A rising senior combo guard, Wendell Mitchell makes for a challenging evaluation. He didn't enter our radar until the spring of his junior season, impressing with the Houston Defenders at the opening Under Armour event.
But his play became sporadic thereafter. He enjoyed some outstanding moments with the Defenders, in a team setting, but the disappointed at the NBPA Top 100 Camp in June. (In fairness, that team was a mess and multiple players struggled).
He righted the ship in July but didn't play as well as when I'd observed him in April. From a rankings perspective, he entered the top 100 out of the blue and then fell out, though he retains a strong, four-star rating.
Mitchell is a scorer, plain and simple. He doesn't make any pretense of being a setup guy, he wants to get his own shot. And he's able to do so frequently, thanks to outstanding quickness and speed in the open floor. Despite being all the small side for a wing, he's a good finisher thanks to craft and a knack for short, off-balance shots.

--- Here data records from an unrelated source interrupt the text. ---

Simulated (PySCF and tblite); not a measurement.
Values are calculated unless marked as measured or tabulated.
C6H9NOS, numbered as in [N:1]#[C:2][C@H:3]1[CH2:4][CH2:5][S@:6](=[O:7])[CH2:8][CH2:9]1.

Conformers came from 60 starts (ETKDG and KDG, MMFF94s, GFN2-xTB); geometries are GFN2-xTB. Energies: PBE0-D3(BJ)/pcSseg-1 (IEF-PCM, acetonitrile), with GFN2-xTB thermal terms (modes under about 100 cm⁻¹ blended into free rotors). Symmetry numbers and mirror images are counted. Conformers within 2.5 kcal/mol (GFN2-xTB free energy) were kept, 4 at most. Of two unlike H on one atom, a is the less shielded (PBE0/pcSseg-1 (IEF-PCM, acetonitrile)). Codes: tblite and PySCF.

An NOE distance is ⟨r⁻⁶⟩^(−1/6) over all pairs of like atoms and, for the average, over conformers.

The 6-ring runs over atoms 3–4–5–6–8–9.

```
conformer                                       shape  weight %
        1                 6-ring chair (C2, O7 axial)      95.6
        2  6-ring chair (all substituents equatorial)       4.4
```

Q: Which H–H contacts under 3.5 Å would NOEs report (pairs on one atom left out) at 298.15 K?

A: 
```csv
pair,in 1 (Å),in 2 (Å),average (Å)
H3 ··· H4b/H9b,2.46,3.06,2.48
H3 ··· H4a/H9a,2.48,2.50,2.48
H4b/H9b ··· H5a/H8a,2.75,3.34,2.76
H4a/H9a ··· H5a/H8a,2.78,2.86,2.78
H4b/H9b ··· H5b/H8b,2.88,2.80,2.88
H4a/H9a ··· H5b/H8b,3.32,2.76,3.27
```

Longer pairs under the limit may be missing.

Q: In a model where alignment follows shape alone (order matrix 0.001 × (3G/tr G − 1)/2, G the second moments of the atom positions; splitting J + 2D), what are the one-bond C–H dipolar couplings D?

At the Jayhawk, he made a left baseline runner over a big man that made me want to rank him then and there. That's the kind of stuff you can't teach, so we know Mitchell possess high-major scoring ability.
|For Mitchell, speed and aggression are key|
Meanwhile, he's also a capable three-point shooter. He can catch fire from deep and boasts ample range past the stripe, and he has proved he can knock down contested shots as well.
Though offense is his specialty, Mitchell possesses the feet and lean strength to develop into a solid college defender who could defend some point guards in addition to many wings.
Most puzzling is his lack of consistency. A player holding the gifts he does should be able to exert an impact game to game, even if he isn't playing well. But Mitchell sometimes gets lost in the shuffle, and at times I have found myself wanting more. It isn't a lack of talent, just a lack of consistent presence.
He sometimes appears to go as his jump shot goes. I've observed Mitchell hit a couple shots early and start grooving, while on other occasions he'll begin cold and never get into the flow of the game. Becoming a more consistent shooter is part of his evolvement, and so is playing through a cold shooting spell.
Otherwise, he's definitely a little small for the wing at 6-2. He'll face certain matchup difficulties on both ends, likely in the form of taller, longer opponents.
Despite an up and down travel circuit, the bottom line is that Mitchell went from national unknown to legitimate high-major prospect. There's no disputing that he capitalized on the travel circuit and placed himself in contention for big things at the next level.
His success there will hinge primarily on internal factors, of course, but choosing the right system also will help. If Mitchell lands in an uptempo setting that allows for creative scoring freedom and can live with bouts of inefficiency or wildness, he's likely to thrive. This isn't the guy to chain down on an overly structured, possession by possession basis.
Clearly, Mitchell will be one of the players we track most closely during his senior season. Don't be surprised if he continues on his upward trajectory.